This story has caused a commotion here in Ireland. Imagine if this lede were written about, say, blacks or Jews:
BERKELEY, Calif. — They come by the thousands — Irish students on work visas, many flocking to the West Coast to work in summer jobs by day and to enjoy the often raucous life in a college town at night. It was, for many, a rite of passage, one last summer to enjoy travel abroad before beginning a career.
But the work-visa program that allowed for the exchanges has in recent years become not just a source of aspiration, but also a source of embarrassment for Ireland, marked by a series of high-profile episodes involving drunken partying and the wrecking of apartments in places like San Francisco and Santa Barbara.

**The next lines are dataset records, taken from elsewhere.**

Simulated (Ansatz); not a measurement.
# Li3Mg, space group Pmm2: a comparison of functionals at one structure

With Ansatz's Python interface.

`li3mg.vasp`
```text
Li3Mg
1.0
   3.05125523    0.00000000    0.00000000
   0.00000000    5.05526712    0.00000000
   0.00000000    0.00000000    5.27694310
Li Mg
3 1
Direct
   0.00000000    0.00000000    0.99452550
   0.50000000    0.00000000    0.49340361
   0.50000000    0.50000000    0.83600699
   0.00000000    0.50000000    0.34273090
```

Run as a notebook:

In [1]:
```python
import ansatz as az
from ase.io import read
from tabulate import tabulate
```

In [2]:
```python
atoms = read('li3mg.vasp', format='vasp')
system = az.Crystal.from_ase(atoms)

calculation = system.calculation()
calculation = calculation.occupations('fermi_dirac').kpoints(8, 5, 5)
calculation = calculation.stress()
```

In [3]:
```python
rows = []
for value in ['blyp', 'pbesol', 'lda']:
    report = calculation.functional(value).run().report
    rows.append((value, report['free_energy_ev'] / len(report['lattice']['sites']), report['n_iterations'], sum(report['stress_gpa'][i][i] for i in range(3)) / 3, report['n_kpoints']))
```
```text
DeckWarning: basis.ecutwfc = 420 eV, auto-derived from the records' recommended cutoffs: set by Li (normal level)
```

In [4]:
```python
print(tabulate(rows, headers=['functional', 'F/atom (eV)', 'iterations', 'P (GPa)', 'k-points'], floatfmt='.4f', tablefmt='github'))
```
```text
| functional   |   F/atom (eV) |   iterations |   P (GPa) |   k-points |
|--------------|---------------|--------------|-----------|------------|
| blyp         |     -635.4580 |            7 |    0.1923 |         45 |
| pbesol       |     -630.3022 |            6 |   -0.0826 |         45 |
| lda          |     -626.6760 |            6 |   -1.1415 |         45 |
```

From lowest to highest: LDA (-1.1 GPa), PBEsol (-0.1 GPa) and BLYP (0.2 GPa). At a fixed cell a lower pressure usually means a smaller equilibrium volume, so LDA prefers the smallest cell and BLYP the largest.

Early Tuesday, 13 people, most of them young Irish students here on the visa program, were crowded onto a fourth-floor balcony off Unit 405 for what neighbors described as a loud party when the balcony collapsed, sending people tumbling onto the street below. Six people were killed; five were Irish and the sixth had dual Irish-American citizenship, according to the Irish Embassy. Three of the dead were men, three were women, and all were in their 20s. At least seven others suffered injuries, some serious.
It’s almost impossible for me to address this without throwing something. Or, better yet, getting rip-roaring drunk and then trashing a handy nearby apartment building in my stereotypically wild Hibernian way. Nothing this execrable newspaper writes surprises me any more. With a bunch of dead Irish kids whose parents are even now starting to bury them, Adam Nagourney and two other Times hacks see fit to report their deaths like this.
UPDATED:
Today in Ireland we are hanging our heads in shock and sorrow at the needless deaths of six of our brightest and best young adults and the serious injuries to others. Today the New York Times should be hanging its head in shame at how outrageously and without the remotest evidence it has rushed to judgment on those deaths… Shame on you.
- The Times has issued an apology:
Spokesperson for the NY Times, Eileen Murphy, said that the article in question was “intended to explain in greater detail why these young Irish students were in the US. We understand and agree that some of the language in the piece could be interpreted as insensitive, particularly in such close proximity to this tragedy,” Murphy continued. “It was never our intention to blame the victims and we apologize if the piece left that impression. We will continue to cover this story and report on the young people who lost their lives.”
- Still unsatisfied, the Irish minister for equality, Aodhán Ó Ríordáin, slammed the Times’s racist insensitivity in a tweet:
@nytimes Your attempt at an apology for your offensive #Berkeley article is pathetic. It’s clearly futile appealing to your better nature.
What better nature? Ireland becomes the first country in the world to pass gay marriage by popular referendum and this is the thanks it gets from the New York Times.